SOCIETY

“Lying Weasel Yuppies” Oppose Microsoft Mosque for “Traffic Reasons”

SOCIETY
May 19, 2014 at 2:36 PM ET

It’s a NIMBY’s worst nightmare: traffic ills, infill and Islam.

Residents of a liberal Seattle suburb are declaring jihad against a Muslim group that dreams of building a mosque just a stone’s throw from the town’s flagship company, Microsoft.

Since 2010, members of Dawoodi Bohra, a small Islamic sect, have been planning to transform a ramshackle empty lot in Redmond, Washington, into a gleaming 20,000-square-foot spiritual center. Their sanctuary would stand across the street from the tech giant’s sprawling complex of offices, which is apparently a bit too close for folks living in a nearby residential area.

In recent weeks, the mosque plan has been met by fierce opposition from a growing number of town residents. An overflow crowd of roughly 200 crammed into a public meeting on the project at the end of April, filling all 140 seats at city hall, as well as the remaining standing room. A second meeting held last week to accommodate those who couldn’t get into the first brought another 100 people bearing questions and gripes about the mosque. As a result, a hearing that would have resulted in a green light for the project on May 15 has been tabled, says Anne Marie Peacock, a spokeswoman for the city.

“We’re not moving forward with any other recommendation on the project right now,” she says.

In the showdown over what’s being called the Microsoft Mosque, the progressive, high-minded values often associated with Redmond, Washington, seem to be off the table—at least when it comes to traffic. Most riled residents claim that their beef has nothing to do with Islam.

In television interviews and newspaper articles, opponents warn that the mosque would spell certain doom for their bucolic slice of suburbia, clogging the streets with traffic and turning residential blocks into parking lots. Many cite concerns that new-to-the-area drivers might make dangerous U-turns or put playing children in harm’s way. Others say calls to prayer from the mosque’s minaret would upend the quiet tranquility of the neighborhood.

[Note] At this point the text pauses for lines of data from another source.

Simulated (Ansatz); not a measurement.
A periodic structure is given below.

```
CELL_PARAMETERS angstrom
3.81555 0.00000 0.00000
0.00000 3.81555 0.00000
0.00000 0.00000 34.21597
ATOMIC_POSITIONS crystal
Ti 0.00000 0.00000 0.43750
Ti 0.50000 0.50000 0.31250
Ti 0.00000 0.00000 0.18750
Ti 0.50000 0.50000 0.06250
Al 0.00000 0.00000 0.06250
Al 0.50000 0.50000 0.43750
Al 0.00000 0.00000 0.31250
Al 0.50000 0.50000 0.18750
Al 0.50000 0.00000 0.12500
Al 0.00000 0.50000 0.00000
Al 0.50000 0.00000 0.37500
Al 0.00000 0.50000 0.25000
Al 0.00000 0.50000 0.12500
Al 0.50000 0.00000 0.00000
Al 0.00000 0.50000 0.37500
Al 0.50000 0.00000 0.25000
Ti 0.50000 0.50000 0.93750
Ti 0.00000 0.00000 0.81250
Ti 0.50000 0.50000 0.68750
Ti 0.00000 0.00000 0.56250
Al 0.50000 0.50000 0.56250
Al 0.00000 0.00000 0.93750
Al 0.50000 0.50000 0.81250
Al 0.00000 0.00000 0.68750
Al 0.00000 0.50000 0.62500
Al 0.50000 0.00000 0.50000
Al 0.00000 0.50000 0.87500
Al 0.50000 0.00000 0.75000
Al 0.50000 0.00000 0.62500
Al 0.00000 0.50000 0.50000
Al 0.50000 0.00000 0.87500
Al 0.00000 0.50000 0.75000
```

But last week, an alternative narrative emerged when a flier opposed to the mosque “due to historical ties of terrorism and gender discrimination” began to circulate. Unsigned “because of fear of physical and mental harm and other retaliation,” the anonymous open letter made it clear that, for at least one resident, it’s not about the traffic:

“Since 1960, every single terrorist, which is 100%, operating in the United States of America who has self identified as a Muslim, or a follower of Islam, has attended a Mosque.”

With a congregation totaling 155, mosque planners have estimated that only 10 people, on average, would attend evening prayers at the center. City engineers, meanwhile, have stated publicly that they believe the spiritual center would add between 12 and 21 additional vehicle trips on the road during peak drive times. As for the noisy minarets, a representative for the mosque, Ali Aamer Habib, says the center has no plans to broadcast their calls to prayer.

Despite the backlash, congregants say the lot, which had been a dumping ground for garbage and cars until they bought it in 2010, is a perfect location. The mosque would be the first spiritual center in the region for the Dawoodi Bohra, who are primarily Pakistani and Indian and make up less than 2 percent of the Seattle-area Muslim population. According to planning documents, about 60 percent of the mosque’s congregants work at Microsoft.

Microsoft has remained silent on the issue and declined to comment for this article.

In recent days, more than a few people have raised questions about the motives behind the pushback.

“I hate lying weasel yuppies!” writes one online commenter. “They oppose it because it’s a mosque, but they’re too wimpy to admit it.”

“I’d bet that if this were any other religion, there’d be no issues,” writes another.

Still, opponents like Sam Weirbach, 63, insist they don’t have a problem with Islam, just with growing traffic. Weirbach would prefer to see houses built on the lot instead.

“I don’t care whether it’s a Muslim, Catholic, Baptist or Mormon church,” he told The Seattle Times. “It doesn’t matter. I’m saying a building like that where you can’t predict the traffic concerns five, 10 years down the road shouldn’t go there, and neither should something like an apartment building.”